How is this video discussion about Aaron Swartz by the Wall Street Journal any different from the way Amy Goodman's Democracy Now! would cover this same story?
Very little -- okay, well, maybe the suit and ties and the shorter hair, and maybe the quoting of Abraham Lincoln on copyright and patents -- which David Reith, assistant features editor, quotes as saying "add the fuel of interest to the fire of genius". And sure, there's a vague nod to the need to modernize law but still have some law.
But Mary Kissel -- an Alyona Minkovski-in-training (Minkovski previously served as the Kremlin's RT propagandist and is now at Huffington Post) -- hammers in the copyleftist viewpoint which we should maybe re-dub the copylibertarian viewpoint in their hands. Without referencing at all the 6-month plea bargain actually offered by the prosecution -- which is irresponsible for the newspaper of record and business to be doing on January 16 when this fact is known -- she scarifies with the "35 year sentence" and "up to a million dollar fine" and then goes on to boost the anti-SOPA movement as well.

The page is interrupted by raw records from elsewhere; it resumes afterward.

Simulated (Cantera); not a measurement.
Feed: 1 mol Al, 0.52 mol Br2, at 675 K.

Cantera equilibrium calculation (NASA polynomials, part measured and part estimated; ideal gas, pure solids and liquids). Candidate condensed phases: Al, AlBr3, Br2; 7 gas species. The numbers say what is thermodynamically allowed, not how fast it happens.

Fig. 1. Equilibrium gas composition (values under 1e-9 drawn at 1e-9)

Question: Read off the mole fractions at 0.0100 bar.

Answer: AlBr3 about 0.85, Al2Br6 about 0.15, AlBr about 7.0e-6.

Oh, and no doubt here's a cultural difference between these people and Amy Goodman and crew: they snicker over the kinds of papers Aaron stole -- academic monographs on "Uzbek women's rights" (Sarah Kendzior, call your office) and other "goofy and seemingly worthless" stuff. But there's nevertheless a "principle," as Reith hastens to explain: we need to distinguish between "Kim Dotcom and Megauploads and Internet tycoons" who ostensibly should be prosecuted and "people making political statements" like Swartz.
So...no difference at all with anything that Lessig or Ludlow or Goodman would say and in fact are saying.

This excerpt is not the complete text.